The decade-long journey to bring ‘Don’t Hug Me I’m Scared’ to television
After gaining a cult following as a YouTube web series, the psychedelic comedy-horror puppet show is now coming to Channel 4. Its creators break down why it took 10 years to happen
By Sab Astley
If you’ve never seen the YouTube series Don’t Hug Me I’m Scared before, it’s best described as watching CBeebies while in the midst of a fever dream. A demented take on Sesame Street, the show melds educational life lessons and a whimsical aesthetic (puppetry, animation, claymation, and so on) with a nihilistic philosophy and Carpenter-esque horror. Starting life as a YouTube short in 2011, it’s now become a six-part, 30-minute television series for Channel 4. It took a decade to get there, and along the way, its creators have faced compromising commission offers, extraordinary collaborations, and perhaps the most unusual superfan they could’ve ever imagined.

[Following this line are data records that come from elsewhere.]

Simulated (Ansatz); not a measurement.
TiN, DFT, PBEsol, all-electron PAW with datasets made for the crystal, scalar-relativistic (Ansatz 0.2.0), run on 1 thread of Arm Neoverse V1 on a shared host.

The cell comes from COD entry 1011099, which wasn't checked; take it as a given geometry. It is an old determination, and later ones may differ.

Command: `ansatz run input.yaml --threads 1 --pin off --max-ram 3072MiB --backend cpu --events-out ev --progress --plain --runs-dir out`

“I think it was as simple as, ‘Oh we’ve got to do something with puppets,’” co-creator Joseph Pelling says of the show’s rather straightforward origin story, speaking over Zoom alongside fellow co-creator Baker Terry (the show’s third creator, Becky Sloan, was on maternity and unavailable for interview).
Pelling, Terry, and Sloan all met while studying Fine Art & Animation at Kingston University, and they were quickly drawn to the aesthetic worlds of children’s television. Don’t Hug Me I’m Scared — like Jan Svankmajer’s Alice, South Park, Wonder Showzen, and Moral Orel before it — uses mixed media to subvert colourful children’s imagery. While most projects begin with a script and expand from there, for Don’t Hug Me I’m Scared, the script was one of the last things the trio considered. “It was a strange way of creating something to just start by making loads of visuals without a script — pretty much the opposite of how things are done in show business,” says Pelling.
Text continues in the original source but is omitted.